Interop with C code that uses malloc/free

[umanwizard]

It would be nice to provide safe Rust APIs that use normal Rust types like Vec<_, std::alloc::System>, Box<_, std::alloc::System> with C libraries that expect to free pointers allocated by their clients, or inversely, to malloc pointers that their clients later free.

Currently this can't be done, and the only safe way to interact with the pointers is to use libc::malloc and libc::free on the Rust side. This is for at least a few reasons that I can identify:

First, it is explicitly not allowed according to the documentation of std::alloc::System, which says: "it is not valid to mix use of the backing system allocator with System, as this implementation may include extra work, such as to serve alignment requests greater than the alignment provided directly by the backing system allocator."

Second, even if it were allowed, it would require the C API to inform its clients of the capacity and length of allocated pointers. For example, consider these code snippets:

// C code
typedef struct {
    size_t len;
    unsigned char *buf;
} sized_buf_t;

// clone a zero-terminated string into a length+buffer string
sized_buf_t copy_cstr(const char *cstr) {
    size_t cap = 0;
    size_t len = 0;
    unsigned char *buf = NULL;
    for (const char *p = cstr; *p; ++p) {
        if (len == cap) {
            cap = MAX(1, 2 * cap);
            buf = realloc(out, cap);
        }
        buf[len++] = *(unsigned char*)p;
    }
    return {len, buf};
}

// Rust code

use std::alloc::System;

fn copy_cstr(cstr: &CStr) -> Vec<u8, System> {
    unsafe {
        let sb = c::copy_cstr(cstr.as_ptr());
        Vec::from_raw_parts_in(sb.buf, sb.len, todo!("we don't know the capacity..."), System)
    }
}

This code can't be made to work, because we are not allowed to construct a Vec without knowing the capacity of the underlying allocation. Even though the underlying free doesn't care, the documentation of Vec::from_raw_parts_in prohibits this. See e.g. #99 for further discussion.

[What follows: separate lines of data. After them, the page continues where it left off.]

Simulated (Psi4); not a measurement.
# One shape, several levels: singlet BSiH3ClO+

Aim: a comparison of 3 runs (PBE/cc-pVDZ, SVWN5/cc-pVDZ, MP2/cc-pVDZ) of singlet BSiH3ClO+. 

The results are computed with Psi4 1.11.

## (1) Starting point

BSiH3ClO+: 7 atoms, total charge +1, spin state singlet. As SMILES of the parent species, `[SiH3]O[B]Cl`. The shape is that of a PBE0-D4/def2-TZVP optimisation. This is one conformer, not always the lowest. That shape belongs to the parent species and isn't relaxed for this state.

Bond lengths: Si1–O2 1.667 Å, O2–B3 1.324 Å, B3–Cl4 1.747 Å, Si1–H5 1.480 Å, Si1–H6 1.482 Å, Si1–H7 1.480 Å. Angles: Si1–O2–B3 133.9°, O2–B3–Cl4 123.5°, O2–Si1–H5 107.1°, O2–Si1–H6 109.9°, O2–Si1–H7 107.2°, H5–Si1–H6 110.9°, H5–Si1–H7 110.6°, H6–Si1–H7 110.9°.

Third, even if the above two issues were solved, the ergonomics are still bad because (AFAIK) there's no automatic way to convert from Vec<_, System> to Vec<_>, even if the global allocator is indeed System. It would be nice if we could write code like this:

let v: Vec<_> = copy_cstr(c"foo");

and have it compile in programs where the global allocator is System, and fail with a type error otherwise. However, even in such programs, Vec<T, System> and Vec<T, Global> are still different types.